Quantitative analysts are also know as ‘Quant Analysts’.
Quantitative analysts develop and implement complex models (mathematical and computer models) that companies use to make decisions about risk management, investments and pricing. Aim is to reduce risk and generate profits.
They work with stakeholders to identify the business requirements and the expected outcome. They model and frame business scenarios, after consultation with business analysts.
They collaborate with subject matter experts to select the relevant sources of information, as well as working to solve client analytics problems and performing experimental design approaches to validate findings or test hypotheses.
They conduct moderately complex design algorithm data analysis and employ the appropriate algorithm to discover relevant patterns in the data.
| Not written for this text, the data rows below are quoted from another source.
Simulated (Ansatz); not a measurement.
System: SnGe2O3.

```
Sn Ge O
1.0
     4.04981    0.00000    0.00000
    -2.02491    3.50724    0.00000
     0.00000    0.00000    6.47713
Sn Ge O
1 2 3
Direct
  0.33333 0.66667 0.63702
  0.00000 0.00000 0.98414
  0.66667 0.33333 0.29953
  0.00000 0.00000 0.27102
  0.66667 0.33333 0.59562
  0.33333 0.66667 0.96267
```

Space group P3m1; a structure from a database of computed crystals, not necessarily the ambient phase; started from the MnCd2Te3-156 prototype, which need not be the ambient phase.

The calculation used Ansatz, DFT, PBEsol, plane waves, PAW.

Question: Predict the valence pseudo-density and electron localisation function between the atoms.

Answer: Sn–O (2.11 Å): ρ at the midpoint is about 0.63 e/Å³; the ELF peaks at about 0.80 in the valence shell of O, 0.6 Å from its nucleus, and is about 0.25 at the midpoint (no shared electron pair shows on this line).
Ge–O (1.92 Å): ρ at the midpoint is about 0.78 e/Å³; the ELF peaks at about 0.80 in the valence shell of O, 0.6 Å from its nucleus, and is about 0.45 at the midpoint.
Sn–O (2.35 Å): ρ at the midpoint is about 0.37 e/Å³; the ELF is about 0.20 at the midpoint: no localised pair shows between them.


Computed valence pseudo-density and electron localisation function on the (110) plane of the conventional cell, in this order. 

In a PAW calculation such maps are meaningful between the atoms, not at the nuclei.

They quantify the accuracy metrics of the analysis, then present and depict the rationale of their findings in easy-to-understand terms for other people in the organisation.
They provide business metrics for the overall project they’re working on in order to show improvements, as well as the on-going tracking and monitoring of performance.
Quant Analysts have different roles dependant the role that they have in the organisation:
- Role of Quants Analyst in Investment Banking:
They’re responsible for determining prices of new derivative products and identifying schemes for managing risk on such products. They build pricing models for trading systems.
They understand the underlying theoretical stochastic models and the variety of numerical schemes required to develop, implement and maintain pricing models.
They research new models and numerical schemes, as well as ensuring that all risks in the trading book products are correctly valued.
They may be involved in identifying profitable trading opportunities.
- Role of Quant Analyst / Performance Analyst in Investment / Asset Management:
They’re responsible for the management of enhanced index funds, analysis of market trends, quantitative analysis, financial modeling and the integration of benchmarks across product lines.
They build filtering models in support of new products and they prepare product strategy reports.
Also, they conduct projects in quantitative and analytical modeling, as well as researching investment opportunities and make recommendations to Portfolio Managers.
They prepare feedback reports for clients, while they may be involved in client presentations and liaising with the stock exchange index committee.
- Role of Quant Traders:
Basically, they use mathematical and statistical models to trade.
They trade based on quantitative analysis, which relies on mathematical computations and number crunching to identify trading opportunities. Price and volume are two of the more common data inputs used in quantitative analysis, as the main inputs to mathematical models.
As quantitative trading is generally used by financial institutions and hedge funds, the transactions are usually large in size and may involve the purchase and sale of hundreds of thousands of shares and other securities. However, quantitative trading is also commonly used by individual investors.